O’Donoghue and the Sunday Independent

Aug 20, 2008 | Decisions

Complaint

The complainant said that an article and photograph published by the Sunday Independent on 13 July 2008 was misleading and therefore in breach of Principle 1 of the Code of Practice. The article was headlined “Time to shout stop to the rife clientilism in politics” and “Politicians should be wary of lobbying on behalf of convicted prisoners, writes Eilis O’Hanlon”. It was illustrated by a photograph of the complainant’s son Wayne, chained and in handcuffs, taken during his trial in November 2005. The complainant stated that no political representations had been made on behalf of his son.

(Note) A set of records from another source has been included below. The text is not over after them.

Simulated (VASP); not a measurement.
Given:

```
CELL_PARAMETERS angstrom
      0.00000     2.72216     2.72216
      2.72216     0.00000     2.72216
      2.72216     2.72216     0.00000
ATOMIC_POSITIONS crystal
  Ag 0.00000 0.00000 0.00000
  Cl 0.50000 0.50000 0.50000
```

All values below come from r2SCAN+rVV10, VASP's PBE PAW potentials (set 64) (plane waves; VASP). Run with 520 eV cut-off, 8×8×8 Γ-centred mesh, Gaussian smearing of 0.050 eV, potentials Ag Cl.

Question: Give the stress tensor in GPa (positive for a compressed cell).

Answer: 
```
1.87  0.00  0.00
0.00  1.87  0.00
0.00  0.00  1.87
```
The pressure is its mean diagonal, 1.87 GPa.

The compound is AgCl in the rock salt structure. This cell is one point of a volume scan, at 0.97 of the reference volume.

The newspaper offered to publish a letter of complaint which had earlier been sent to the editor by the complainant, but of which it had no record until a copy was forwarded by the Office of the Press Ombudsman. This offer was rejected as inadequate by the complainant. Despite this rejection, the newspaper subsequently published the letter.

Decision

Principle 1.2 of the Code of Practice states that “When a significant inaccuracy, misleading statement or distorted report or picture has been published, it shall be corrected promptly and with due prominence.”

A reference to Wayne O’Donoghue in the text of the article was relevant in its immediate context, but the combination of the photograph, the headlines, and the article’s failure to make it clear that Mr O’Donoghue was not a convicted person on whose behalf political representations had been made, were significantly misleading, and therefore represented a breach of Principle 1.

The clear implication of the Code is that any agreed clarification or correction should be published by, and with the authority of, the publication in which the misleading information originally appeared, and is not the responsibility of the complainant. In the circumstances, the newspaper’s decision to publish the complainant’s original letter, which was written as a letter of complaint rather than as a letter to the editor for publication, without further reference to the complainant or to the Ombudsman, did not resolve the complaint.